A New Recording of Music by the Great American Roger Sessions

January 30, 2016 - Wilmington, NC:

Roger Sessions: Duo (1942), Adagio (1947), "Waltz for Brenda" (1936), Sonata for Violin (1953), & Second [Piano] Sonata (1946). David Bowlin, violin, & David Holzman, piano. BRIDGE 9453. Total Time 62:17. ©2015.

Roger Sessions (1896-1985) is an important American composer whose works are heard in performance too infrequently. His music, typically dense and contrapuntal, is filled with lyrical melody, dynamic rhythms, and often powerful intensity. There is a small but significant body of recordings of his works, and this new disc adds a welcome contribution to that group. The recording includes three major pieces, all written in the 1940s and '50s, along with two incidental ones. It is highly recommended for those who already appreciate Sessions' music, those who would like to know it better, and those who want important 20th-century music in their recorded collections. Sessions' power and expressivity mark him as one of America's finest composers.

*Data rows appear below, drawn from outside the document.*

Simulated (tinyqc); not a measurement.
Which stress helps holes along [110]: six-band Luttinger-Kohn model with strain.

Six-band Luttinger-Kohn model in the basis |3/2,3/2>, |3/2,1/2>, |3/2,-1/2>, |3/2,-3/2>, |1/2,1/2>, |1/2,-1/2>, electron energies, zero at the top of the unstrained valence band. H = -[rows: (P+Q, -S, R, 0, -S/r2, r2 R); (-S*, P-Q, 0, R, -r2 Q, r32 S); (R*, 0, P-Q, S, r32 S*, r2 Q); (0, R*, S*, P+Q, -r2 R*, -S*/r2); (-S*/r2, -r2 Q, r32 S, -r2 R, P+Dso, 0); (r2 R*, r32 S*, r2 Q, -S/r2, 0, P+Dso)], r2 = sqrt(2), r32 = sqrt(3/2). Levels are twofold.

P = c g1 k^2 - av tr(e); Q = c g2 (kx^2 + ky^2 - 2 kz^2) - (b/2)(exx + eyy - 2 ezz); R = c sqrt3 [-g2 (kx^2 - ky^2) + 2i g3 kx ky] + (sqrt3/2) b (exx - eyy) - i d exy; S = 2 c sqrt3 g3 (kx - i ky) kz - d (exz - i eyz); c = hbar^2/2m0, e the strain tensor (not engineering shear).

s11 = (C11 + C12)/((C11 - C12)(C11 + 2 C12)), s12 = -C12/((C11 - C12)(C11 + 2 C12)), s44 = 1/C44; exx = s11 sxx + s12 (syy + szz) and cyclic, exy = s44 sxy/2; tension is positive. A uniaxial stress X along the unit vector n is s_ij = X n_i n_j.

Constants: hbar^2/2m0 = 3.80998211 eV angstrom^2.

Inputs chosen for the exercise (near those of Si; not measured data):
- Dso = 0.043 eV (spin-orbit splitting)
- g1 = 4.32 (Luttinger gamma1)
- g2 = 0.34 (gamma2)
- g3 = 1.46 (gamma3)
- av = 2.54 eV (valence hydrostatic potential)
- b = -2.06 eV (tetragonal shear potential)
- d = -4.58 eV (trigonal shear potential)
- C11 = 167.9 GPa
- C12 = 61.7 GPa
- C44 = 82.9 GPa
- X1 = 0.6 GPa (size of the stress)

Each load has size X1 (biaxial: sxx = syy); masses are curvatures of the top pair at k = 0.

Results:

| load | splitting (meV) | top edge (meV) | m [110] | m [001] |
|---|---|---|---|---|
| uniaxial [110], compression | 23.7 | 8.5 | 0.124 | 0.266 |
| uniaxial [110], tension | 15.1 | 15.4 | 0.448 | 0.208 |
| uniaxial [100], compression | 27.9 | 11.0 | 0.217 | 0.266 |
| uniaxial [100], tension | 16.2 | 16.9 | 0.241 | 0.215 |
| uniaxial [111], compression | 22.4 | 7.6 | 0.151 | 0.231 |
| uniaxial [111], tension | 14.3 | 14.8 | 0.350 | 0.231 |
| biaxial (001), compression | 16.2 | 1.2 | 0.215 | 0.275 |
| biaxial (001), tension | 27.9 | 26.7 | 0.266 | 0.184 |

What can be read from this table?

The violinist on this disc is David Bowlin, a widely-traveled performer, recording artist, and faculty member at the renowned Oberlin Conservatory – and a founding member of ICE. David Holzman is the pianist. He is a much-honored and leading exponent of 20th-century music as both performer and recording artist.

Sessions' Duo for Violin and Piano of 1942four movements played without pause – is a dense, high-energy piece. It is compellingly played here. In the sustained first movement, Bowlin carries a full-bodied, continuous melodic violin line. The difficult, highly rhythmic and contrapuntal second movement is played with a relatively light piano part, which gives the complicated writing a transparent sound. This is balanced with full, sometimes blistering intensity from the violin. The return of the first movement material is played with similarly sinuous lyricism. The last movement is delightful. Sessions puts forth a – for him – rather unusual jocularity, fully captured in the transparency of the piano sound balancing the light tone of the violin. By contrast, the brief and powerful return of the second movement material carries strong dramatic weight. The shift from this sound back to a light tone is wonderful, and the ending is a fine fadeout.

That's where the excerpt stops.